Dr Kamal Taori is a former Secretary to the Government of India who describes himself as a ‘non-conformist.’ When asked to speak about his growing up years he says, “I was born in Wardha (Maharashtra), a year before India gained Independence. I went on to serve in the Indian Army from 1966 to 1972, and later joined the Indian Administrative Service where I served till 2006 in various capacities.”
Dr Kamal is from the Uttar Pradesh cadre and holds a doctorate in Rural Entrepreneurship. He has worked as Collector, Commissioner and Union Secretary in many departments besides leading the Council for Advancement of People’s Action and Rural Technology (CAPART), a nodal agency for catalysing and coordinating the partnership between voluntary organisations and the government for sustainable development of rural areas.
Reminiscing about his childhood, Dr Kamal speaks of Professor Agnihotri, a man who has immensely inspired him.
“He never gave up on me and my numerous questions that I always had. He would always encourage me, and that was perhaps the first inspiration I encountered.”
Dr Kamal spent three decades in bureaucratic service and has been posted to many areas that are termed as ‘punishment postings’. However, that did not deter him. He says, “My entire career was challenging, and I always volunteered for working in the less opted areas. In this process I travelled widely not only in India but also abroad and wrote more than 40 books sharing my experiences.”
“In my years of service I have redefined, demystified, and realigned some of the value systems, planning systems, and questioned reasoned answers. In my role with the Planning commission, which is now called the NITI Aayog, I strongly put my point across to say that this kind of planning would only lead us to disaster. Having said that I would also give them alternative solutions based on traditional knowledge and the wisdom of this nation.”
Dr Kamal has come up with his own plan of action to address the issues that the nation is currently facing.
He urges all of us to go back to our roots to look for solutions, ‘jad se judo,’ (connect to your roots) he says.
Reducing costs and finding alternate solutions to working on a problem is also the need of the hour. Dr Kamal also stresses upon the importance of public-private panchayat partnerships, that are also economically profitable, and a win-win for all parties.
“We are a confused lot—we do not know what development model we must follow. We have no option but to move towards a greater privatization and decentralized sort of model. We must also ensure that we involve at least 70% women in our planning commissions,” he says.
As he speaks to me, he slips into Sanskrit with ease. He says, “Sã vidyã yã vimuktaye—That alone is knowledge which leads to liberation. The government must work towards and facilitate this process of educating everyone. This would never have been possible earlier, but with the digital thrust in the country, this is becoming a genuine possibility now.”
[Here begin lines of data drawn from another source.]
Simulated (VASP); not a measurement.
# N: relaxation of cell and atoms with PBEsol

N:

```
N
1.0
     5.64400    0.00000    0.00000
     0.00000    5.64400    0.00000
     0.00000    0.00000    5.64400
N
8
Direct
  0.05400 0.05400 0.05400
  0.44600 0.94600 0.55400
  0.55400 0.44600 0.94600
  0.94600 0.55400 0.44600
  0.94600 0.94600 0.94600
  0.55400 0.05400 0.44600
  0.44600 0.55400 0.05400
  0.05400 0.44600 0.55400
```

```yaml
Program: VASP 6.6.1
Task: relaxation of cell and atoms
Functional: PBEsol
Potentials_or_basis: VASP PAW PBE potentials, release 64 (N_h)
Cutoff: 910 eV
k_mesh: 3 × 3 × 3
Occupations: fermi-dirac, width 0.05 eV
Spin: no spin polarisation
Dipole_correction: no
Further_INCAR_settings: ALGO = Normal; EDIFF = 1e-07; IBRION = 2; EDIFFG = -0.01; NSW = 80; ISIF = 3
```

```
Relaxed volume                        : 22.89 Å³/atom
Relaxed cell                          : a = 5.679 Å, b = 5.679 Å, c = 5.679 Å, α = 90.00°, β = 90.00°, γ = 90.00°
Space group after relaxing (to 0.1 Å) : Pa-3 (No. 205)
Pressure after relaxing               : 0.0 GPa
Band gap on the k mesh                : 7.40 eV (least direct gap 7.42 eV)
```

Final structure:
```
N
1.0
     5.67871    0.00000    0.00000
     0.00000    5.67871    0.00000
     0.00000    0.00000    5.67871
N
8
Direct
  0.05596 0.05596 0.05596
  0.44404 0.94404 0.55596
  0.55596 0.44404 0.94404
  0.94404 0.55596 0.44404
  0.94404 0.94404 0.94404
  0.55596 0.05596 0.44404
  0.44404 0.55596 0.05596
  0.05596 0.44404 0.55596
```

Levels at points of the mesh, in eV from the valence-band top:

“We can see a reasoned transformation of India.”
When asked why he has chosen this life path for himself he says, “It was a poet-saint Tulsidas who said that the primary propellant of all our actions is self-interest. You will ask me what my self-interest is — by working in the ‘useless’ areas I have understood the problems that exist, and I aspire to give back and do something constructive for the society.”
Dr Kamal firmly believes that no one above the age of 60 should hold any paid position in the government. It is a time one should spend reflecting and pondering, both collectively and individually about all that has gone wrong and find ways to set it right.
Here are a few things that we must take away from Dr Kamal:
1. Don’t be a conformist.
2. Learn to question everything.
3. Know your potential and work towards it.
4. Convert your hobby into your profession.
5. Work with nature as much as you can.